A message about the previous post on finding queries in a SQL Memory Dump file:

Back in October I did a post on finding queries in SQL Server Memory Dumps.  It has been a popular topic, but some have had difficulties following it.  After reviewing this with a reader, I realized there was an issue with this post for 64 bit dumps.  Rather than make corrections, I decided I’d do another example here so we can learn more from the issue with that post and use this opportunity to view another dump.

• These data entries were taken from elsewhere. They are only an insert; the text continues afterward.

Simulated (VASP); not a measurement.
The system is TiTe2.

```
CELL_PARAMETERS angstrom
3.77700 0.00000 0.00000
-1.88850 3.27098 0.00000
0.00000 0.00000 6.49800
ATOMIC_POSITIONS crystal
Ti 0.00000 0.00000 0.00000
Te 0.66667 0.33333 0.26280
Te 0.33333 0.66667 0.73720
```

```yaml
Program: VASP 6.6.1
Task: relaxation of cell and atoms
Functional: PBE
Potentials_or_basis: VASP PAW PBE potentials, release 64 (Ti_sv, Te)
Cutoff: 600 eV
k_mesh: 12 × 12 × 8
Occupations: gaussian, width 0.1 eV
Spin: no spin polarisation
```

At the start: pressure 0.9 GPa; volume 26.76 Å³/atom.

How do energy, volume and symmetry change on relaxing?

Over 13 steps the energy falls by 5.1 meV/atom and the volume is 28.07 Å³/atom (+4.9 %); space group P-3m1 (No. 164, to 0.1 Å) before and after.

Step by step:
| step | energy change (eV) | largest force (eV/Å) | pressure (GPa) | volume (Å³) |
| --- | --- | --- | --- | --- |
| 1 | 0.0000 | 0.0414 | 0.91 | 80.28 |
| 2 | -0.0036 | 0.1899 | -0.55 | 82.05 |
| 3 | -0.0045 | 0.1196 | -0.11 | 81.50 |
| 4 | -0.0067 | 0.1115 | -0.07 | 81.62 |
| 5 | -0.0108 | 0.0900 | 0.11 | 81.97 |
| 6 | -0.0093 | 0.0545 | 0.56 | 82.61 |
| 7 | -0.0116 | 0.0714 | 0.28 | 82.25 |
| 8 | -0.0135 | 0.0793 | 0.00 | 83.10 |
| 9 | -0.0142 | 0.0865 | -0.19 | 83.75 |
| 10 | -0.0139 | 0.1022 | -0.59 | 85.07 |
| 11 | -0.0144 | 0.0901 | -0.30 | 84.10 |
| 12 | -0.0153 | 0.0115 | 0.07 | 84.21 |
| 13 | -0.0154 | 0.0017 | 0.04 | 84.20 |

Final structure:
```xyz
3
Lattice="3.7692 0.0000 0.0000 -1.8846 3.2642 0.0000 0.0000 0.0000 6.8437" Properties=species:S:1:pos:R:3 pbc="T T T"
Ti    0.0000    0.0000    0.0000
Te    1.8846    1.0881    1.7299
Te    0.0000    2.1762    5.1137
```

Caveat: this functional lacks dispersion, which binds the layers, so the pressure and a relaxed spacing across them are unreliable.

The dump analysis detailed in that post worked as described in the post.  However, in my attempt to convert the necessary steps taken from using internal symbols to something that can be applied using public symbols (dumping the right addresses with the right offsets), I mistakenly used the ‘dd’ command.  The ‘dd’ command dumps what we call double words.  Double words are 32 bits – or 32 bit addresses.  The architecture of the system used for that post is 64 bit.  Ironically this worked fine and went undetected in my previous example because the higher order digits were all zero – likely because my test box’s memory had not been stressed enough to use any higher range memory addresses.  Therefore the lower 8 digits in the hex number (the right half) representing our memory addresses worked with ‘dd’ because the bottom half is 32 bits  (0xFFFFFFFF) and the leading zeros in the higher 32 bits were not significant.  Then when applying this method to a system that was under greater memory pressure, we begin to see those higher ordered digits on a 64 bit machine being used.  The ‘dd’ doesn’t work for this.  So, we’ll now use ‘dq’ to dump quad words.  This will accurately display our 64 bit memory addresses and work more reliably on 64 architecture.  The previous post would work fine for 32 bit architecture.  Remember, we only need to use ‘dq’ with 64 bit addresses.  Otherwise, ‘dd’ is appropriate for 32 bit addresses.

Finding your query in a dump file:

I’d like to thank the read mentioned above, Dylan, for allowing me to write this blog post using his SQL Memory dump as a sample (so we’ll have the higher addresses ranges in use).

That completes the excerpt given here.